Draft Dodger Insulting a National Hero

This hero status is now challenged by a man who escaped service in Vietnam, relying on his studies and an alleged abrasion to a bone in his foot (Trump no longer knows whether it was the right or left one). Previously, the businessman and TV entertainer insulted the senator, calling him a “dummy” who graduated from the U.S. Naval Academy as one of the worst in his class. That was the reason for one of McCain’s comments at a speech in Phoenix, where he said that Trump is “stirring up the crazies” with his statements about criminal immigrants.
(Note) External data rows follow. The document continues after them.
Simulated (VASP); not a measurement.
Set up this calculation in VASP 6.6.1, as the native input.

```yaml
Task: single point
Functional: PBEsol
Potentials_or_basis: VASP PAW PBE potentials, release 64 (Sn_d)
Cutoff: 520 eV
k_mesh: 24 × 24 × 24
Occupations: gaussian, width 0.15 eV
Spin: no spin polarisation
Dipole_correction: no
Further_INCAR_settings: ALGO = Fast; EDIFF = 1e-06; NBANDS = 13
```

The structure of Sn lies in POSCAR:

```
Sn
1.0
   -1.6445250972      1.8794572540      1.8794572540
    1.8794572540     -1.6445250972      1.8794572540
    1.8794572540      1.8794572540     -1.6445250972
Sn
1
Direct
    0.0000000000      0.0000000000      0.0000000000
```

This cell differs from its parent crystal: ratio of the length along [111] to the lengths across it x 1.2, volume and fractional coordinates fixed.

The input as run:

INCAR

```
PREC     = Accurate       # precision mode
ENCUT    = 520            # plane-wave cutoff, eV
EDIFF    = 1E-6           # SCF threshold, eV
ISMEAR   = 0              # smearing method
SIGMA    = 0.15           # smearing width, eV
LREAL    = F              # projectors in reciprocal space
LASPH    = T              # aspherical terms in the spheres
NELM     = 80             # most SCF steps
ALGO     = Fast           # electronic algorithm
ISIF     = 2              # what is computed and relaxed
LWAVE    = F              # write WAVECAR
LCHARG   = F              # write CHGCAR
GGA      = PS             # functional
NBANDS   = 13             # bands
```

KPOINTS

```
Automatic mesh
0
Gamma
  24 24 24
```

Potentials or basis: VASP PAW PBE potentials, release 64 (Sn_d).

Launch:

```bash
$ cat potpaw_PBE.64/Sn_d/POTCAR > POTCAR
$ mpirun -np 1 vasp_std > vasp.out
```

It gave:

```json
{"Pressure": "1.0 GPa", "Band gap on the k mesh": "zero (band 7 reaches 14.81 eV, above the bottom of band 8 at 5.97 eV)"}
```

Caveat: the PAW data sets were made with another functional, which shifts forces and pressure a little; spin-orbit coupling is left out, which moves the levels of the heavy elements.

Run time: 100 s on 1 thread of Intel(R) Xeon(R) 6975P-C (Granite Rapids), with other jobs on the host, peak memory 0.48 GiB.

Those statements came at the very start of Trump’s campaign and ensured that the wannabe candidate was immediately the focus of media coverage. While serious Republicans court Hispanics, Trump delivered a sharp blow to the quickly growing group of voters during the official announcement of his candidacy in New York City. “When Mexico sends its people, they’re not sending their best. They’re not sending you. They’re sending people that have lots of problems, and they’re bringing those problems with them to us. They’re bringing drugs. They’re bringing crime. They’re rapists. And some, I assume, are good people.” Trump said.

Jeb Bush, who, despite the good poll ratings for Trump, is still considered the favorite for the presidential nomination and is still just barely ahead in all the polls on average, according to the website RealClearPolitics, reacted with anger: “Terrible comments like this are not representative of the Republican Party,” said the ex-governor of Florida, who is married to a Mexican woman and who is banking on the support of a large portion of Hispanic electorate.

TV stations like NBC and Univision as well as Ora TV, which is owned by Mexican billionaire Carlos Slim, cancelled contracts for the broadcast of various beauty contests, among others, organized by Trump. The department store chain Macy’s has stopped selling men’s shirts and ties with the successful businessman’s logo. America’s beloved NASCAR racing will no longer be sponsored by Trump.

Still, there were Republicans that defended Trump. New York congressman, Representative Peter King, explained that the comments about Mexican immigrants were “taken out of context.” And, right in the middle of the debate, news broke of a Mexican in San Francisco who had already been deported five times who killed an American woman when he randomly shot into a crowd. That appeared to confirm Trump’s criticism of the government’s much too tolerant approach toward illegal immigrants. His ratings in the polls shot up. The fact that the Mexican government does not follow any policy of sending offenders or drug addicts to the U.S., as Trump’s claim suggests, went unnoticed in the heated discussion.

Now Trump has repeated the same recipe with his attack on McCain: Attack a politically incorrect subject or a renowned Republican, so that a journalist asks your rivals about their opinions, and you’re guaranteed to make headlines! The fact that McCain is without a doubt a war hero was supported by presidential candidates Scott Walker, Rick Perry, Bobby Jindal, Ted Cruz and Mike Huckabee. Jeb Bush tweeted: “Enough with the slanderous attacks. @SenJohnMcCain and all our veterans – particularly POWs, have earned our respect and admiration.”

Erratic Political Developments

It is not unfavorable for Republicans that an outsider is leading the pack at the moment. It is worse that it is a candidate that frightens both Hispanics and the swing voters and is not taken seriously at all. Just a few years ago, he was one of the most prominent minds among the birthers who spread conspiracy theories such as the charge that Obama was not really born in Hawaii but rather Africa, and was therefore not a natural citizen with the natural birthright needed to become president.

Trump, who took over and expanded the real estate enterprise founded by his father, tends to be flexible. In 1999, he changed from the Republican Party to the Independent Party, and went from there to the Democrats in 2001 and returned to the Republicans in 2009. He donated money to Hillary Clinton many times and gave $100,000 to her family foundation, but now says that she was “the worst secretary of state in the history of the United States.”

Trump, once roasted by Obama as a “carnival barker,” knows how to put himself in the spotlight. He concocted and moderated the reality show “The Apprentice” in which he chose a candidate from among ambitious managers to run his company for the annual salary of $250,000. In each episode, he dismissed an unlucky candidate with the strong words “You’re fired!” That is what Trump will also get to hear from Republicans in the foreseeable future. Until then, he’ll probably make more headlines.